The rhetoric that Kirk became infamous for is cut from the same cloth as the MAGA movement at large and stems from the foundational construct of ‘us vs. them.’ This incredibly simple ideology has bred infighting between humans since the dawn of civilization and continues to divide us today. Through the constant denigration of marginalized groups in society, like immigrants in America right now, the largely unaffected majority is taught to vilify those who they choose not to identify with. They’re told repeatedly by trusted voices, both in politics and out, that those people are the problem; they are the ones you need to be scared of; don’t let them win and take your land, your jobs, your rights, your country; they are the enemy.
Through the creation of an intangible they, political figures are able to intensify the focus on ‘undesirable’ groups and further their overarching agendas that are so often built on notions of racism, sexism, xenophobia, homophobia, and white supremacy. While these constructs have been deemed ‘woke’ by those who haven’t been forced to open their eyes to the realities of the world, they undermine nearly all facets of life, even today.
While othering certainly yields jaded worldviews and inspires anger and vitriol at large, it’s most destructive when combined with the inherently apathetic practices of social media. The era in which we live in, where a figure like Charlie Kirk can rise to prominence spewing unvetted opinions that are distributed, primarily, over the internet, has unquestionably created a far more individualistic society; it’s simply too easy to view posts on social media as nothing more than content, not the genuine experiences of real people. This concept compounds on a much larger scale for a platform of 5 million+ followers, like Kirk’s, who believe his rhetoric as 100% truthful, and all opposing rhetoric as unequivocally false. The product of such a vast lack of exposure to conflicting viewpoints is the rise of extremism, where beliefs gravitate towards the more intense opinions of the political spectrum, like an echo chamber amplified to the umpteenth degree. This is exactly where Charlie Kirk thrived.

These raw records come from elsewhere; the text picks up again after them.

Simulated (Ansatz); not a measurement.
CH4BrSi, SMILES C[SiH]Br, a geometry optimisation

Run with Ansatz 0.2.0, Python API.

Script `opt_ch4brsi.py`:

Through the perpetuation of othering, Kirk preached with an iron fist on the absolute necessities of maintaining the rights and freedoms that America was established on; chief among those rights, in his view, was the absolute “God-given right” to bear arms. In his repeated analyses, Kirk emphasized the necessity of being realistic about the nature of gun deaths in America. At a Turning Point USA event in April 2023, Kirk explained that “Having an armed citizenry comes with a price, and that is part of liberty.” He continued on, saying “We will never live in a society where you have an armed citizenry and won’t have a single gun death. That is nonsense.” But ultimately, despite his recognition of the unavoidability of lost human lives, Kirk decided that “it’s worth it to have a cost of, unfortunately, some gun deaths every single year, so that we can have the Second Amendment, to protect our other God-given rights. That is a prudent deal. It is rational.”
While that trade-off may have seemed rational to Kirk in 2023, it’s impossible to see any world in which Kirk would continue to stand by his assessment today, after his life was cruelly taken from him as a result of that armed citizenry he so vehemently defended. While hindsight is as cruel a tactic as any, the underlying point I’m attempting to make is that Kirk’s assessment never considered the fact that his life could become one of those trade-off lives. In his judgement, the lives worth trading were those that had already been traded for decades: the lives of innocent schoolchildren, the lives of predominantly marginalized, lower-class communities who bear a disproportionate burden of gun deaths, and the ‘gang members’ and criminals Kirk was constantly eager to position at the root of the problem. After all, the only way to stop a bad guy with a gun is a good guy with a gun, right? Except, of course, in the instances where one’s life is taken so suddenly and shockingly that no amount of good guys with guns could have prevented it…just as Kirk’s life was so mercilessly ripped from him.
While Kirk and I would’ve happily engaged in heated debate over just about every political issue in the book, I still mourn his passing. Not, honestly, for the individual he was, but for the unfortunate precedents that the silencing of his debate-first style will bring about. The welcoming of confrontation, the willingness to engage in honest debate, and the overwhelming sense that free speech is the greatest freedom of all were qualities he and I could’ve found commonality in. I naively hope his death will serve as the impetus for positive, bipartisan policy change to prevent such incidents from occurring again. Though, realistically, I think his death will come to be remembered only as yet another terrible instance where gun violence reared its ugly head, but changed nothing.